וישלח ויקרא וגו' ר' יהושע דסכנין בשם רבי לוי פתרין היו אותו אלא שלא היה קולן נכנס באזניו שבע פרות הטובות שבע בנות אתה מוליד שבע פרות הרעות שבע בנות אתה קובר וכן אמרו שבע שבלים הטובות שבע מלכיות אתה מכבש שבע שבלים הרעות שבע אפרכיות מורדות בך הה"ד (משלי יד) בקש לץ חכמה ואין אלו חכמי פרעה וחרטומי מצרים ודעת לנבון נקל זה יוסף
Friday, November 29, 2013
rotzeh Hashem es yerei'av -- Hashem does ritzuy and reaches out to us
It’s easy to get all caught up in Chanukah and forget there is parshas ha’shavua too. I want to share a beautiful Zohar and a question.
The Zohar (link) asks why the pasuk says “Rotzeh Hashem es yerei’av” instead of saying “Rotzeh Hashem b’yerieav.” The word “es” usually means we are dealing with a transitive verb, yet here b’pashtus the pasuk means Hashem is filled with love for those who fear him – it’s an intransitive verb.
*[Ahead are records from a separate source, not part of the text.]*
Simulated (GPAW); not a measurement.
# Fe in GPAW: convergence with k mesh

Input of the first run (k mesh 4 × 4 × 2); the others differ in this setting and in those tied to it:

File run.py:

The Zohar puts a new twist on the pasuk. The word “rotzeh” here is like the word “ritzuy.” If you have a breakdown in a relationship with a friend, you have to go out and do ritzuy, piyus, to restore the friendship. A person can have a breakdown in their relationship with G-d as well. “Rotzeh Hashem es yerei’av” means that Hashem doesn’t wait for the person to come back; he goes out and does “ritzuy” and re-ignites and rebuilds the ratzon within the person.
The Zohar continues that “Vayiritzuhu min ha’bor” means that in addition to Yosef being physically taken from the prison pit, there was ritzuy and piyus involved. Yosef had to make peace with what had transpired, he had to overcome the anger and depression at being thrown into that pit and accept it as just another hurdle on his path to greater things.
I have nothing to add; I just wanted to pass it along because it is a nice thought.
Now for the question:
The Midrash gives some examples of interpretations of Pharoah’s dreams suggested by his advisors, and applies the pasuk of “bakeish leitz chochma v’ayin” (Mishlei 14:6) to their unsuccessful efforts. Yosef, however, is “da’as l’navon nakeil,” as his interpretation was correct.
What does this Midrash tell us that we don’t already know from the pesukim? Surely the details of Pharoah’s advisors misinterpretations are not important, and we also know already that Yosef’s interpretation was right. What are Chazal adding to our understanding of the parsha and what are they trying to teach us?